Access to funds of money market account vs checking account

When it comes to accessing your money, MMAs and checking accounts differ in flexibility.

  • Money market account: MMAs typically allow up to six monthly withdrawals or transfers, though this can vary by provider. Exceeding the limit can result in a fee. While some MMAs offer check-writing and debit card access, your account may still be subject to transaction limits.
  • Checking account: Compared to MMAs, most checking accounts offer unlimited withdrawals or transfers monthly. You can access your account through check writing and debit cards, which are useful for paying bills and making large in-store or online purchases.

If you need unrestricted access to your funds for daily transactions, I recommend opening a checking account.

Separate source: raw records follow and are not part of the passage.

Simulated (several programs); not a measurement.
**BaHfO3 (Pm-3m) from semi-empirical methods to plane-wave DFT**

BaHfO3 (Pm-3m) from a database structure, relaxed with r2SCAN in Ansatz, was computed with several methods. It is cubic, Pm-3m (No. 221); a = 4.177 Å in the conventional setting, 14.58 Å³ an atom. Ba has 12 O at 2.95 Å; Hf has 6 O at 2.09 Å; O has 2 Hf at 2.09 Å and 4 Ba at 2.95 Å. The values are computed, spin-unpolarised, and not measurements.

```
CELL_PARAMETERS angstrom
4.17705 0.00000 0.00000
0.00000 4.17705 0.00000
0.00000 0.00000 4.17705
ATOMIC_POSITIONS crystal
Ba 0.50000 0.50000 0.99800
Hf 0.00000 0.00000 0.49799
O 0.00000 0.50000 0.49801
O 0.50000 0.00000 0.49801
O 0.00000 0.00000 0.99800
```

Minimum balance and fees of a money market account vs checking account

The fees and balance requirements for MMAs and checking accounts can vary, but some general differences exist.

  • Money market account: It typically requires a higher opening deposit and minimum balance (between $1,000 and $5,000) than a checking account. Some online banks may offer lower minimums. Monthly maintenance fees usually range from $5 to $30 though some providers waive this fee if you maintain the required balance.
  • Checking account: Basic checking accounts can often be opened with no initial deposit and typically don’t have a minimum balance requirement. However, to avoid monthly service fees (usually $5 to $30), you may need to maintain a balance between $500 and $1,500. Additional fees might apply for overdrafts, ATM withdrawals outside the bank’s network, and paper statements.

Read our article on overdraft protection to learn how it works and avoid the common overdraft fee.

If you seek a low-maintenance, everyday account, a basic checking account may be the right choice. However, if you’re willing to maintain a higher balance for better interest and fewer fees, an MMA could work for you.

Transaction types of a money market account vs checking account

The types of transactions available on each account type can differ, depending on how you plan to use your account.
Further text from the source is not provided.